In JIT compiled code, these checks are not explicit i.e. no time is spent on executing any such checks. The VM simply handle the exception automatically. The only case where the VM can't handle it automatically is when it encounters a native method in the call chain. Go figure! That's when it has to hand control over to the native method, and let the native method do the check explicitly.

Apart from these, there are other costs to using native methods that hurts performance. These include marshalling costs of method arguments and return values. Remember that CVM uses 2 stacks: a native stack, and a Java stack. Arguments will need to be marshalled across these stacks. Even JavaSE's VM which uses only one stack will incur additional marshalling costs when crossing from Java code to native, and vice versa. However, their cost is less than CVM's.

Another cost is the cost of VM state changes. In CVM, a thread is always in one of 2 states: GC safe or GC unsafe. I'll leave the meaning of these states for a later day when I discuss the GC (garbage collector). But for reasons not explained here but are necessary, native methods need to operate in a mostly GC safe state, while for performance reasons, compiled code operate in a mostly GC unsafe state. Going across that boundary from compiled Java code to a native method will incur some additional overhead in terms of these state changes. The JavaSE VM also has similar (but different) VM states, and the issue exists there as well.

So, if you don't have a good reason for using a native method, then don't. Chances are your native code will be slower, and you may also get sloppy and introduce bugs (such as forgetting to do that exception check at the proper place). Native methods not only cannot be optimized by the JIT, it prevents the JIT from doing the best job it can as when there is no native methods in the call chain.

Why Bother?
So, why allow native methods at all? At some point, we will have to access OS or hardware resources. Even the Java libraries that provide access to these need to do some native work at some point. If the Java libraries do not provide access to these resources, then that may be a case when a native method is warranted. Chances are there will already be such APIs. If not, perhaps you should get involved with the JCP process and get a JSR together to handle the missing piece. You could go with the native method solution, but as I pointed out, there can be significant cost to doing so.

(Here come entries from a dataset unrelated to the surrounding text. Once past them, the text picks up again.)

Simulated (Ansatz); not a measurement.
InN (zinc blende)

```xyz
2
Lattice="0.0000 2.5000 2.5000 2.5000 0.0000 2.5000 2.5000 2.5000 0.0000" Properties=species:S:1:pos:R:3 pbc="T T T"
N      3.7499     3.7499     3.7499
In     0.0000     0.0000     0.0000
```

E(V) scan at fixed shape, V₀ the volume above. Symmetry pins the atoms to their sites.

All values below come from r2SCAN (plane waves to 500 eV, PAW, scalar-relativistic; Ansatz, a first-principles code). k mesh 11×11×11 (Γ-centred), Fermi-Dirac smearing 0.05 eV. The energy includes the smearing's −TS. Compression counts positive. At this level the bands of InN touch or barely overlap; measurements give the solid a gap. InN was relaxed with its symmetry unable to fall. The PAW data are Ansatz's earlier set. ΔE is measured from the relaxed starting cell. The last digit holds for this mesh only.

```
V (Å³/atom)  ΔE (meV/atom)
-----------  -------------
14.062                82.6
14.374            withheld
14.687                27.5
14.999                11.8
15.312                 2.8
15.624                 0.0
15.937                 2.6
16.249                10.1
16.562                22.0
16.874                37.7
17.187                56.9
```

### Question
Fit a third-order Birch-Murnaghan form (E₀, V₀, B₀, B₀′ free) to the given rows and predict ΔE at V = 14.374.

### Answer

For the application developer, it is usually best to just write in the Java language. There is one exception to this rule of thumb. If the type of computation that needs to be done by the native method does not involve a lot of access to Java objects and do not call Java methods frequently, then you may have a candidate for a native method. First, you should make sure that there is actually a benefit in writing that method as a native. An example of such a method would be like a ZIP library method that decompresses a compressed file. The decompression works purely on a C array and does not return to the Java domain until its job is done. In other words, in order to do its job, it does not need to cross that boundary between the C and Java domains frequently. Generally, one big source of performance costs of native methods come from the crossing of that domain boundary.

Use the Standard Java Libraries
Note that the standard class libraries already come with a java.util.zip package to let you do that zipping stuff. In general, I think the standard class libraries usually already provide you all the APIs you will need to access OS and hardware resources, or to do computationally intense operations (like the ZIP operations).

There is another incentive to use the standard libraries instead of rolling your own native. I explained that native methods are not only themselves not optimal, but also stop the JIT from doing its work optimally. This because the JIT has no knowledge of what's in the native methods. However, for native methods in the standard class libraries which need to be native, there is a solution that can allow the JIT to still perform optimally. This solution is the use of intrinsic methods (commonly abbreviated as intrinsics). Support for intrinsics is available both in CVM and the JavaSE VM.

Intrinsics are methods whose semantics are already known by the VM and its JIT at VM development time. Hence, the only native methods that can be intrinsics are the ones in the standard libraries. Amongst other benefits, intrinsics effectively allow JITs to inline native methods (in some form) where it couldn't be done before. Hence, intrinsics allows native (OS and hardware) resources to be accessed without necessarily incurring all the costs of a native method. JITs will still be able to generate optimal code around calls to these intrinsic native methods. You won't be able to get this benefit if you roll your own native methods to access those resources.

Having said this, not every native resource can be accessed through intrinsics. The choice of which methods to be made intrinsics is dependent on how the VM and library developer chooses to optimize for the device. There are tradeoffs involved and a cost to having intrinsic methods. Therefore, it is not possible nor wise to make every method in the standard library into intrinsics. However, this choice is usually only made by platform developers. Application developers have no direct control on this, nor any awareness of which methods are intrinsics or not.

Final Word
In the above, I talked about some of the costs incurred with using native methods. This discussion is by no means exhaustive, but it is adequate to illustrate the issue. In general, for the application developer, using native code means getting less of the good stuff and more of the headaches. For platform / device manufacturers, native code is a necessary pain. But intrinsics can at least help with some of the performance impact of having native methods.

So, beware of natives. :-)